Page MenuHomePhabricator

pybal fails to reconnect cleanly to etcd when etcd is restarted
Open, HighPublic

Description

When etcd gets restarted, pybal will try to connect again to it indicating its waitIndex:

10.20.0.17 - - [13/Dec/2019:09:52:46 +0000] "GET /v2/keys/conftool/v1/pools/esams/cache_text/varnish-fe/?waitIndex=277743&recursive=true&wait=true HTTP/1.0" 400 163 "-" "PyBal/1.6"

Looking at the response:

{"errorCode":401,"message":"The event in requested index is outdated and cleared","cause":"the requested history has been cleared [278460/277892]","index":279459}

So we should just reset waitIndex when the response is a 400.

Event Timeline

Should I merge this into T169765 @Joe as per ema comment?

Should I merge this into T169765 @Joe as per ema comment?

I'd rather do the opposite, given we apparently never release that change.

Sure :-D. Parenting as both have activity- and technically not duplicates, but should be solved at the same time.

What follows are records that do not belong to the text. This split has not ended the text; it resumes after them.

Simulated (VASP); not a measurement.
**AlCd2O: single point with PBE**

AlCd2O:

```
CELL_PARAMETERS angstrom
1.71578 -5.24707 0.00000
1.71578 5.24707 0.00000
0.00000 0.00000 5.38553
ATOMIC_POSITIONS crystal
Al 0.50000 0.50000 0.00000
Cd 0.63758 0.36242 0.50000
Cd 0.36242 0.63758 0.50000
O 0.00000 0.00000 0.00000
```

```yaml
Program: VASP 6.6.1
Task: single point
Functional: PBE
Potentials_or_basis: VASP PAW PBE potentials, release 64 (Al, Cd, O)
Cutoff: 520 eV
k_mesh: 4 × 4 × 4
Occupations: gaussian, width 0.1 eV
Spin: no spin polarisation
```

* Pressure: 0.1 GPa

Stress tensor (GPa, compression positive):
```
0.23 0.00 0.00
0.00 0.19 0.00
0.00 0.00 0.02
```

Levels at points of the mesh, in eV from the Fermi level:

jcrespo triaged this task as High priority.Dec 13 2019, 2:31 PM
jcrespo moved this task from Backlog to Acknowledged on the SRE board.
BBlack added a subscriber: BBlack.

The swap of Traffic for Traffic-Icebox in this ticket's set of tags was based on a bulk action for all such tickets that haven't been updated in 6 months or more. This does not imply any human judgement about the validity or importance of the task, and is simply the first step in a larger task cleanup effort. Further manual triage and/or requests for updates will happen this month for all such tickets. For more detail, have a look at the extended explanation on the main page of Traffic-Icebox . Thank you!